I love Wal-Mart. Yep, I said it. I love going there. There are few other places for better people-watching. Few other places where so many different species of us come together in one place.
Today’s trip to Wal-Mart was downright transcendental. I saw the van above in the parking lot on the way in to pick up some groceries and storage bins to finally pack up some of Anna’s clothes in my room and put them in storage. There was writing on the window, faded but still legible in grease marker (the same ones that normally say “Go Brandi! Take State This Year!” or “#43 Jake - Go Spartans”). This one just says “I Love Every One”. I saw the people get out and go into the store. I was jamming to some Billie Holiday on my portable and am not super-extroverted, so I had neither the courage nor the right rhythm today, but I wanted to look at them and say “Me too!” I did say “I like your slogan” when I saw them on the way out.

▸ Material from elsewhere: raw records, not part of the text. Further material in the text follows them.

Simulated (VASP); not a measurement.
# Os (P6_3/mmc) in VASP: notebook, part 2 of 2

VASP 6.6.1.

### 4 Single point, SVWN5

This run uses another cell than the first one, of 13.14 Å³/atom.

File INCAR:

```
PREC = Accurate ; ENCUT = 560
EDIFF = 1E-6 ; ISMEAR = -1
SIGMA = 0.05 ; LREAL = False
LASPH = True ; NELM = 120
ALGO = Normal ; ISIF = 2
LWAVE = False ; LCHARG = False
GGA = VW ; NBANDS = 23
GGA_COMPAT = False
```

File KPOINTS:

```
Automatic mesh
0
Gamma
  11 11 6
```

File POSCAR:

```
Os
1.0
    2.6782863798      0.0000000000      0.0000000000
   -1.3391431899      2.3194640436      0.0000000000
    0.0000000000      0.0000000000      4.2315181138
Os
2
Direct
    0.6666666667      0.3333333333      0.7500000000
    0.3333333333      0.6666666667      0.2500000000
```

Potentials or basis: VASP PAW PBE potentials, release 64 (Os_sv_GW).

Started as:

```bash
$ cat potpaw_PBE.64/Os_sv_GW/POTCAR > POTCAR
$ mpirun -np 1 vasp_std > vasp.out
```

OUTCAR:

I spent the entire visit trying to make eye contact with every single stranger there. Man, woman, child. I mean, eyes are such a gift, aren’t they? When you look someone right in the eyes, you realize their eyeballs are never fat, old, droopy, the wrong color, too big, too small. I’m talking about just the eyeballs themselves. Eyeballs are basically like exposed parts of your brain sticking out of holes in your skull. So I looked at every stranger’s eyes. I made it a point not to avert my gaze. Saw myself. Few people made contact, but the ones that did were a delicious moment. Especially when it lingered just that tad bit long. A smile or two. It’s easy, at least in the right mood, to recognize the beauty in every person of every size and color and age, isn’t it? Especially when the universe reminds you, via grease marker on an aging Pontiac mini-van that you love every one.













Mardé
| 06-Aug-07 at 8:08 am | Permalink
What a beautiful post, Jase! This sentence in particular really gets to me: “Eyeballs are basically like exposed parts of your brain sticking out of holes in your skull.” What an amazing thought, metaphor, idea! It’s both funny and profound. Clearly, a great way to look inside the brains of others.
daisybones
| 06-Aug-07 at 8:29 am | Permalink
Cheap poorly made shit and questionable corporate ethics aside, you’re so right- it is an orgy of people-watchy goodness.
What a cool observation and action- meeting people’s gaze. It’s a freaking lost art! I always try to find people’s eyes and give a nod or smile but it’s rare that they make eye contact. Then I wonder if I’m creepy staring at people, waiting to smile at them. Sad world for that tiny connection to be so rare.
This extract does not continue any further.